On its face, Mr. Beshear’s executive order is race-blind. But the Kentuckians it affects are disproportionately African Americans — so much so that an estimated quarter of the state’s voting-age blacks are disqualified from voting, including roughly a third of voting-age black men. That is disenfranchisement on a scale so epic that it makes a mockery of democracy.
More than 5 million American adults remain unable to vote, mainly felons still serving their sentences or ex-convicts who committed violent crimes. Still, the tide has turned on granting voting rights to most former felons who serve their time and return to society. Last year, Florida voters, by a 2-to-1 margin, restored voting rights to perhaps 1 million ex-convicts, though even after the referendum Republican officeholders have tried to block as many people as they could from the voting booth. In Virginia, former governor Terry McAuliffe and his successor, incumbent Gov. Ralph Northam, both Democrats, have extended voting rights to nearly 200,000 previously disenfranchised former felons, all since early 2016. That’s enormous progress, although the state’s constitution retains a provision requiring permanent disenfranchisement without the intervention of the executive.
In Kentucky, Mr. Beshear’s father, former governor Steve Beshear, issued a similar order in 2015 only to see it rescinded weeks later by the man who succeeded him in office, Republican Matt Bevin. The younger Mr. Beshear defeated Mr. Bevin last month; by his decree, he ensures that his father’s wish will now be fulfilled. Better late than never.
Only in Iowa does it remain the case that voting rights continue to be permanently withheld from former felons, who, if they wish for their restoration, must appeal to the governor through a cumbersome process. The Republican governor, Kim Reynolds, has insisted that only a constitutional amendment will suffice to reenfranchise tens of thousands of residents who have paid their debts to society but remain diminished and less than fully empowered citizens.

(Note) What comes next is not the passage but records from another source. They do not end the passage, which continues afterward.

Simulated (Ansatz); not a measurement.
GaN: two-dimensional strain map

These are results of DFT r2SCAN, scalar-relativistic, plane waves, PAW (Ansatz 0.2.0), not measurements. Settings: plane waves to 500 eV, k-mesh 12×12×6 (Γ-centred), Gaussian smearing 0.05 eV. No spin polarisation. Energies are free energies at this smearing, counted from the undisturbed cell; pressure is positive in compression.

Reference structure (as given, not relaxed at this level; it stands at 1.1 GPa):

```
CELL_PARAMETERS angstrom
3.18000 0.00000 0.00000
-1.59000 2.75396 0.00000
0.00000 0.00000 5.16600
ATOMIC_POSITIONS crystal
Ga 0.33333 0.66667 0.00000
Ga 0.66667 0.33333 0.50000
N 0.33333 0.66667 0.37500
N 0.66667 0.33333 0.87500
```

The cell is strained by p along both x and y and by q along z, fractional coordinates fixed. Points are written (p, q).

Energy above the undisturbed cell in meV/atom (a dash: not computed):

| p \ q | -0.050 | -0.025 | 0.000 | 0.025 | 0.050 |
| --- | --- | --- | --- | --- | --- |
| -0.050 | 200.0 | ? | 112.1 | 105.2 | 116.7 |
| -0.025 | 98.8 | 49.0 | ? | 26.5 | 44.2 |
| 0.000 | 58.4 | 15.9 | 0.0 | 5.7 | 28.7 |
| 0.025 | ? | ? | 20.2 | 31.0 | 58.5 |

The huge populations of voteless citizens are partly a byproduct of harsh sentencing laws and mass incarceration that swept the country in recent decades. In Kentucky, just 3 percent of black adults disenfranchised by a felony were barred from voting in 1980; by 2016, it was 26 percent, according to the Sentencing Project, which advocates the restoration of voting rights.
In many states, politicians of both parties have stressed the importance of reintegrating former inmates into society. An array of programs is in place practically everywhere to encourage that. But without also restoring voting rights, ex-convicts can never take their place fully as citizens.